Association des chauffeurs de Transport Couture v. Transport Couture & Fils (M. Tim) (T.A., Denis Provençal), January 10, 2012 decision

The complainant, who worked as a long-haul truck driver for a freight transport business, was dismissed upon administrative grounds, as he no longer met his job requirements. Indeed, due to his criminal record, the complainant was no longer able to enter the United States as required by his position. The complainant challenged the dismissal, principally alleging that the employer had acted in a discriminatory manner, and had failed to fulfil its duty to accommodate. 

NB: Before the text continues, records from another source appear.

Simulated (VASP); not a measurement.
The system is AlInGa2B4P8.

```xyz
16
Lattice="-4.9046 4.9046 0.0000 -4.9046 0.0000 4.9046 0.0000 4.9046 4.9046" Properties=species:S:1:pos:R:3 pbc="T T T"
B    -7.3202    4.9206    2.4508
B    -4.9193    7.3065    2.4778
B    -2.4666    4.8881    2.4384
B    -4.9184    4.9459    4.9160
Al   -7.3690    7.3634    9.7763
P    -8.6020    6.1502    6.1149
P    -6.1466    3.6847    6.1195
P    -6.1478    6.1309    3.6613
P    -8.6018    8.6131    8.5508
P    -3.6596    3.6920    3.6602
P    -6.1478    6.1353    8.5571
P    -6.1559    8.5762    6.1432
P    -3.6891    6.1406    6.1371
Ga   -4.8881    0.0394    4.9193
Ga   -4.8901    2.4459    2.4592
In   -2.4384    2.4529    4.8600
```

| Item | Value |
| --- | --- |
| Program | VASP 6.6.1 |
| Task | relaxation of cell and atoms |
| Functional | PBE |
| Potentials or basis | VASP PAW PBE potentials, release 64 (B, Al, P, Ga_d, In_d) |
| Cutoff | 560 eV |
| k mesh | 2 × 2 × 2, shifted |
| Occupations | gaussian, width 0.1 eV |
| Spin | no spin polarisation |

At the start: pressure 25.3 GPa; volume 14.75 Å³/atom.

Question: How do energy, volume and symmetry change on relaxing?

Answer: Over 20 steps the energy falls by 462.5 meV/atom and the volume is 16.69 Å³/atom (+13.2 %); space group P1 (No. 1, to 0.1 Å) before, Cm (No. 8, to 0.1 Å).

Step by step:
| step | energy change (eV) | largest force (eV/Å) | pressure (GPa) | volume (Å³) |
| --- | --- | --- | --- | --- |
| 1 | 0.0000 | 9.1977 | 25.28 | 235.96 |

The arbitrator concluded that the employer had not discriminated against the complainant, since all long-haul truck drivers were subject to the same condition, i.e. that of being authorized to drive within the United States. Furthermore, although the complainant received a pardon from the National Parole Board, this pardon was not recognized by the US authorities, who required that a person in this position seek a permit to drive inside the US. Since the complainant was unable to obtain the permit, and thus no longer met the requirements of his position in the Long-Haul Division, he was issued a dismissal upon administrative grounds. The arbitrator also noted that the collective agreement did not allow for the transfer of the complainant to another division or that he be entitled to replace a driver from another division.

On the issue of the obligation to accommodate, the arbitrator pointed out that the employer did not treat the complainant any differently due to the pardon he had received. It was rather the United States which prohibited the complainant from entry inside their borders. The arbitrator ruled that the employer had no obligation to draw up a route specifically tailored for the complainant. The dismissal was upheld.